Note that if 𝑖 equals 𝑛 add two, then
we can say that 𝑛 equals 𝑖 minus two just by rearranging for 𝑛. So now, we’re going to rewrite our
series in terms of 𝑖. So we replace 𝑛 with 𝑖. From here, we can just simplify a
little bit. On the numerator here, we have 𝑖 minus
two add one. So this is just 𝑖 minus one. And the denominator stays the same. Now, remember that, with sigma
notation, it doesn’t matter what letter we use. So let’s change the 𝑖 to an 𝑛. So this gives us the sum from 𝑛 equals
three to ∞ of 𝑛 minus one over 𝑛 minus two raised to the fourth power.
If we take the series we were given in
the question and find the first few terms and then simplify them, we can compare it with
the series that we found for our answer. And then again, we can simplify the
terms to check that our answer gives the same series as the series we were given in the
question.
Another way that we can write the same
series in a different way is to remove terms from the summation. Let’s say we have the series the sum
from 𝑛 equals one to ∞ of 𝑎 𝑛. Then the first term is 𝑎 one and the
second term is 𝑎 two and the third term is 𝑎 three and the fourth term is 𝑎 four and so
on. One thing we could do is take a term
out of the summation. For example, we could remove 𝑎 one
from the summation and then start the series at 𝑛 equals two. So this series will be 𝑎 two add 𝑎
three add 𝑎 four and so on. So we get the same result.
We could, of course, take the first two
terms out instead and then start the series at 𝑛 equals three. This can come in handy when we want to
rewrite a series in order to use a particular theorem.
But for now, let’s have a look at an
example.
Which of the following series is not
equivalent to the sum from 𝑛 equals one to ∞ of 𝑏 𝑛? 𝑏 one add 𝑏 two add the sum from 𝑛
equals zero to ∞ of 𝑏 𝑛 add three. 𝑏 one add the sum from 𝑛 equals two
to ∞ of 𝑏 𝑛. The sum from 𝑛 equals zero to ∞ of 𝑏
𝑛 add one. 𝑏 one add 𝑏 two add the sum from 𝑛
equals one to ∞ of 𝑏 𝑛 add three. Or 𝑏 one add 𝑏 two add the sum from
𝑛 equals three to ∞ of 𝑏 𝑛.
Let’s start by having a think about
what this series looks like. The first term of the series, the sum
from 𝑛 equals one to ∞ of 𝑏 𝑛, will be 𝑏 one because our starting value is 𝑛 equals
one. And our second term will be 𝑏 two and
our third term will be 𝑏 three. And it will continue in this way. So let’s have a look at each of the
five series that we’ve been given. For this first series, we have 𝑏 one
add 𝑏 two. And then we’re adding the series the
sum from 𝑛 equals zero to ∞ of 𝑏 𝑛 add three. So the starting value of 𝑛 is
zero. So the first term of the series will be
𝑏 zero add three, which is just 𝑏 three.
The next term will be when 𝑛 equals
one. So this will be 𝑏 one add three. So this will be 𝑏 four. And as this goes up to ∞, this will
just continue in this way. For the second series, this starts with
𝑏 one and then we have the series the sum from 𝑛 equals two to ∞ of 𝑏 𝑛. So the first value will be when 𝑛
equals two. So this will be 𝑏 two. And then the next value will be 𝑏
three and again this goes up to ∞. So this will continue in this way.
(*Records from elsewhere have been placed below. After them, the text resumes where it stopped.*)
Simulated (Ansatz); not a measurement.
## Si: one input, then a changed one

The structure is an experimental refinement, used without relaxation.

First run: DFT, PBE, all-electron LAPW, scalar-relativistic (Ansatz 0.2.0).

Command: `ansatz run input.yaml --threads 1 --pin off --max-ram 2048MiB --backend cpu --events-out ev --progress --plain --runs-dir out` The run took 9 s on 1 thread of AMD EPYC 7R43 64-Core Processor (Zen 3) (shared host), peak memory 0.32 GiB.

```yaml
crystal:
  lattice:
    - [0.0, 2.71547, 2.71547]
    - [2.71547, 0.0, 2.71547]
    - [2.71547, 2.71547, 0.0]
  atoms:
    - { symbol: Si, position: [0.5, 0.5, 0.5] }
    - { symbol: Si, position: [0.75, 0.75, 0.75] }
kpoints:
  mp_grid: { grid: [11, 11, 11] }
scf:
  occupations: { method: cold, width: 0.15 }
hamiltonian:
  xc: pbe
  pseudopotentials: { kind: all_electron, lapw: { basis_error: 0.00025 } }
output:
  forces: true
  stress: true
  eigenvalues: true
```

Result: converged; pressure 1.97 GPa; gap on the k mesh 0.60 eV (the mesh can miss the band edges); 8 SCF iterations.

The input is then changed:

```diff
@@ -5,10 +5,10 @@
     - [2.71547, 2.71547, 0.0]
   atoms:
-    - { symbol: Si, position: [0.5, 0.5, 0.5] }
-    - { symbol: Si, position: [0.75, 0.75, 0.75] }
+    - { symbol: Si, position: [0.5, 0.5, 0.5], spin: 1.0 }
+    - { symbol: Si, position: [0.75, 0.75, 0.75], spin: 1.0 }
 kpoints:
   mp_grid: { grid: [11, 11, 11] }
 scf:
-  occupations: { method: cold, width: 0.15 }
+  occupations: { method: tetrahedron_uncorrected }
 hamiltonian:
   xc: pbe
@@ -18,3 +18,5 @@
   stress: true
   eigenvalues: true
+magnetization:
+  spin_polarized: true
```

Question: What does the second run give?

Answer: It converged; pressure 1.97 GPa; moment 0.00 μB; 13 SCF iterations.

The third series is the sum from 𝑛
equals zero to ∞ of 𝑏 𝑛 add one. So the first term will be when 𝑛
equals zero. So we’ll have 𝑏 zero add one, which is
just 𝑏 one. Then when 𝑛 equals one, we’ll have 𝑏
two. And this will continue as the last
value of 𝑛 is ∞. If we then have a look at the fourth
series here, we have 𝑏 one add 𝑏 two. And then we have the series the sum
from 𝑛 equals one to ∞ of 𝑏 𝑛 add three. So this series starts when 𝑛 equals
one. And if we substitute that into the
formula for the 𝑛th term, we have 𝑏 one add three, which gives us 𝑏 four. And then when 𝑛 equals two, we’ll have
𝑏 two add three, which is 𝑏 five. And the last value of 𝑛 is ∞. So this will continue in this way.
So as we’ve missed out 𝑏 three, it
looks like this one is not equivalent. But let’s double check the last series
to be sure. This series starts with 𝑏 one add 𝑏
two and then we have the series the sum from 𝑛 equals three to ∞ of 𝑏 𝑛. So when 𝑛 equals three, we have 𝑏
three; when 𝑛 equals four, we have 𝑏 four; and so on. So we can say that the series which is
not equivalent to the sum from 𝑛 equals one to ∞ of 𝑏 𝑛 is 𝑏 one add 𝑏 two add the
sum from 𝑛 equals one to ∞ of 𝑏 𝑛 add three.
So we’ve seen some infinite series
which sum to ∞ and some which sum to a finite number. And in fact, there’s two really
important words in mathematics which we use to describe series, convergent and
divergent. A convergent series is one where the
value of the series is a finite number, such as the series we saw earlier which gave us
the value of one. A divergent series is one where we say
the value of the series is ∞. It could be the positive or negative ∞,
such as the series the sum from 𝑛 equals one to ∞ of 𝑛.
Let’s summarize the main points from this
lesson. A series is the sum of the terms in a
sequence. But even an infinite series can give a
finite value. We usually write series using sigma
notation. We can rewrite a series in a different
way using index shifts or removing terms from the summation. A convergent series is one where the
value of the series is a finite number. And a divergent series is one where we
say the value of the series is ∞.